The Cowboys' defense gets a slight edge if for no other reason than DeMarcus Ware is probably one of the five best defensive players in the game. Austin is the best receiver but Santana Moss and Joey Galloway know how to handle themselves. The Cowboys line is slightly better when healthy, but it hasn't been in a couple of years. (Backup or new linemen committed a number of penalties and mistakes that cost the Cowboys dearly last night, particularly in the fourth quarter.)
And the Redskins would seem to have a huge advantage along the sideline. I mean seriously, with your life on the line would you want to go to battle for Wade Phillips or Mike Shanahan?
Okay, even if the Cowboys rate a little bit better than the Redskins, it's probably negligible, no reason to throw in the towel now, especially when you see the Cowboys, game after game over a period of years, do the dumb stuff these Cowboys do. If the end-of-half play wasn't enough, how about the sideline calling time out as Marion Barber rollicked downfield after taking a pitchout that could have resulted in a touchdown?
"At the end of the day, you have to find a way to win," Shanahan said, refusing to sugar coat what had happened.

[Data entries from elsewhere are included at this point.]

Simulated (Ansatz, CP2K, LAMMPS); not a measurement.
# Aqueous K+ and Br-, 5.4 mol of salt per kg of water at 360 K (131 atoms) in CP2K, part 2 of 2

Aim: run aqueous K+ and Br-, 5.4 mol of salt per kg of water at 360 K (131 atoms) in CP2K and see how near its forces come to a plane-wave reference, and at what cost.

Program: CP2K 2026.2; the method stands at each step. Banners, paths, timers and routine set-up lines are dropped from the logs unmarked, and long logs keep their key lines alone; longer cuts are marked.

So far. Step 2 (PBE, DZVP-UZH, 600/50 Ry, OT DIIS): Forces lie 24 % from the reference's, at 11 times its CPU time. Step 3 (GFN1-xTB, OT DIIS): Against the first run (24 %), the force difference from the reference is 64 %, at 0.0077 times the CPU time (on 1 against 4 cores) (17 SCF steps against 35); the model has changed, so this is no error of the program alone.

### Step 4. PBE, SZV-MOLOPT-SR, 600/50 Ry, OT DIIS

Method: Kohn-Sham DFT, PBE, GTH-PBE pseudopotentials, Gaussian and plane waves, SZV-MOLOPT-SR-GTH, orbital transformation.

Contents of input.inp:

It sure as hell beats trying to figure out what happened after a big passing day or Clinton Portis running for 150 yards in a loss. "Figuring out a way to win" isn't something the Redskins have majored in over the last dozen years; it's something they haven't embraced or even understood. If that's all the Redskins learned in Week 1 of the 2010 season, and Week 1 of the Shanahan-McNabb tenure here, then it almost certainly will be the kind of discovery the team ought to find satisfying.